Abstract:
This article aims to explain the importance of a habitable climate for humanity and how our activities (especially in the last decades) have altered the composition of the global atmosphere, breaking in this way the natural balance so necessary for keeping the environment healthy and alive.
Table of Contents:
1. Introduction (Read in Part I)
2. Linkage of Life: Atmosphere, Water, Land, Life (Read in Part I)
3. History of Civilization – From Prosperity to Defying Nature (Read in Part I)

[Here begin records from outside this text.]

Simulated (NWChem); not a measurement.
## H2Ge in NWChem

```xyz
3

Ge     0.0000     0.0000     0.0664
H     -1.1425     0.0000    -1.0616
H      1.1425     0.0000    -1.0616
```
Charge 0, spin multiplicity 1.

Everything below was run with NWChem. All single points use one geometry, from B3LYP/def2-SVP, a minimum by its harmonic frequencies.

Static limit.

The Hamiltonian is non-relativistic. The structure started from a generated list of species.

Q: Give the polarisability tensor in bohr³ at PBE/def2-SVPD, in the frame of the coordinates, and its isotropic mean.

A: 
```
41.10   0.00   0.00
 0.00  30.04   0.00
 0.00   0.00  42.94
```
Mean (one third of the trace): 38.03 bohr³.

4. Global Warming Effects – from 2ºC to 6ºC
4. Global Warming Effects – from 2ºC to 6ºC
Occasionally a particularly striking study makes headlines in the newspapers, but the vast majority of these forecasts are buried in obscure specialist journals, destined to be read only by other climatologists. Most of these journals are taken by Oxford University Radcliffe Science Library, where they sit – undisturbed for weeks or even years on their dimly lit shelves – just a mile or so down the road from my own house. I realised that it was almost as if I had a Delphic Oracle in my back garden or Nostradamus living next door – except that these scientific prophecies were already coming true.1 (Lynas, Mark – Six Degrees. Our Future on a Hotter Planet, Fourt Estate, 2008, p. XV)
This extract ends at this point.